What is an employee ownership trust (EOT)?
Employee Ownership Trusts (EOTs) were introduced by the government in 2014 to provide a tax-efficient structure for the sale of a controlling interest in a trading company to its employees.
The flexibility and tax advantages of EOTs have helped them gain traction as an exit strategy in recent years, especially given the current economic outlook.
Using EOTs for succession planning can allow the owner of a business to pass on the company to its employees for full market value without incurring a CGT charge. This method of sale can provide an alternative to external sales, management buy-outs, or private equity-backed buy-outs.

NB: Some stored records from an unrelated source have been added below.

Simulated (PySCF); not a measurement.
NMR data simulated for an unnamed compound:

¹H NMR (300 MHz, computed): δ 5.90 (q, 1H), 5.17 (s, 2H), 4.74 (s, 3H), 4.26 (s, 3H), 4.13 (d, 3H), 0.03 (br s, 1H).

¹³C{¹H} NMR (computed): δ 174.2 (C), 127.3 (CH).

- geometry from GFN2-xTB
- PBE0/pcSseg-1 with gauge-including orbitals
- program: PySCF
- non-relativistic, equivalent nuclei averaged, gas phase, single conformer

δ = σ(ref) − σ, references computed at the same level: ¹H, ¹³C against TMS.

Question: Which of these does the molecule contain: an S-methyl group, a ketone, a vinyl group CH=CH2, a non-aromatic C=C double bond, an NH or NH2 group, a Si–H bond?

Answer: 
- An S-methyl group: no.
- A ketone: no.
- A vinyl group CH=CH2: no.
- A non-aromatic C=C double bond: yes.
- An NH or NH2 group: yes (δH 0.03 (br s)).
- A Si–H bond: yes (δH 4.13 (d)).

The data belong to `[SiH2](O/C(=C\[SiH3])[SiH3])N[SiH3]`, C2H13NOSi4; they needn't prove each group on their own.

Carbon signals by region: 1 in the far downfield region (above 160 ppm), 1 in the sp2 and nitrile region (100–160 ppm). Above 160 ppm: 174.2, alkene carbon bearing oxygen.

The advantages of using a qualifying EOT for succession planning are as follows:
- an immediate purchaser for the trading company
- no capital gains tax on the vendors
- enables succession in family companies where nobody in the family wants to continue the business
- encourages employees to take a more active and constructive interest in the business
- flexibility for current shareholders to sell all or some of their shares (subject to limits required by the controlling interest and limited participation requirements)
- current owners can remain as directors and receive market-rate remuneration
- companies owned by EOTs can pay tax-free bonuses to their employees of up to £3,600, although NIC still remains payable
An EOT awards recognition for the contribution of a workforce yet maintains the culture and legacy already created. In turn, the business will find an increase in employee retention, and employment opportunities will be more attractive. Although the employee structure and day-to-day operations remain the same, the EOT gives employees the ability to contribute to business decisions.
Many family-owned or SME businesses do not have a succession plan in place so opting for an EOT removes any pressures should an illness or financial problem occur and in the future should the business choose to grow the process is proved to be more efficient with lower costs.
How can an EOT be structured?
- Tradeco makes a contribution to EOT, alternatively, EOT could borrow from a third-party lender.
- The vendor receives initial day 1 cash and/or deferred consideration for the share purchase.
- The vendor sells a minimum of 51% of the equity in Tradeco.
- Employees may receive a tax-free bonus of up to £3,600 per year.
- Key employees may be offered share options or equity as a wider/specific incentivization package.
- Improved performance: better financial performance leading to sector growth and becoming more competitive within the market
- Increased transparency: improved communications with employees on the financial position
- Increased productivity: employees feel more incentivized to better the quality and services for their company.
- the business must be a trading company or the holding company of a trading group
- the trustees must retain a controlling interest in the business on an ongoing basis
- the number of continuing shareholders who are directors or employees (and people connected with them) must not exceed 40% of the total number of employees of the company or group.
- the settled property (the shares) must be applied for the benefit of all eligible employees on the same terms (but may distinguish the application of benefits based on length of service, working hours, and remuneration)
An incorrectly structured sale to an EOT can have adverse and unexpected tax consequences, therefore it is important to seek professional advice from an advisor with previous experience setting up EOTs before proceeding.